I thought I recognised the name on the main gallery site. Witold Pilecki[0] was an astonishingly brave Polish cavalry officer who volunteered to be incarcerated in Auschwitz[1]. They wanted to get intelligence out and if possible organise resistance in the camp. He escaped after over 2 years, and volunteered to fight during the Warsaw uprising.

Edit: He survived that but was executed after the war by the Poles after a show trial and conviction for espionage. He'd been collecting evidence of Soviet atrocities in Poland.

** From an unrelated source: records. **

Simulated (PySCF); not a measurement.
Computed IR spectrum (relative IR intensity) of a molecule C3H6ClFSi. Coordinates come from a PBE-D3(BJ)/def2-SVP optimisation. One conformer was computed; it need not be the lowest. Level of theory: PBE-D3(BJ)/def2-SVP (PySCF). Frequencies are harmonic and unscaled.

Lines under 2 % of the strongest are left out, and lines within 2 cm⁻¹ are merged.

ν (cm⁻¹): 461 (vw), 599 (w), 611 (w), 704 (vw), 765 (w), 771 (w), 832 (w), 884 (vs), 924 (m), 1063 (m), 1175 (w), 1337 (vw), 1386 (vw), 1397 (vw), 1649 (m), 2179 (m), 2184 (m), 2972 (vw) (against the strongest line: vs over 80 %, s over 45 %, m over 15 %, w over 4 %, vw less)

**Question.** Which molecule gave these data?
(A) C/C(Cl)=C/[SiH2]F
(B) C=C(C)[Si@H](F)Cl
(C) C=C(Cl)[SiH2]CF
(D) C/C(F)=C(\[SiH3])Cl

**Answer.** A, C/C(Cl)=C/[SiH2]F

[0] https://facesofauschwitz.com/gallery/witold-pilecki/ [1] https://en.wikipedia.org/wiki/Witold_Pilecki#Auschwitz

swampthinker 7 years ago

Anyone know where you can find the other photos?

mgkimsal 7 years ago

what's the silver/metal thing on peoples' heads in the left side photo?

davidw 7 years ago

> Photo of 14-year-old Auschwitz inmate Czesława Kwoka. The girl was murdered with a phenol injection into the heart in 1943

There were not "very fine people on both sides".

adamnemecek 7 years ago

This will be very controversial but lately I've been wondering why is it that Germany's atrocities are still talked about however similar atrocities committed by the Allies are ignored.

Let's take Britains rule in India, particularly the Bengal famine of 1943 that killed 2-3 million people (as it happened around the same time as concentration camps).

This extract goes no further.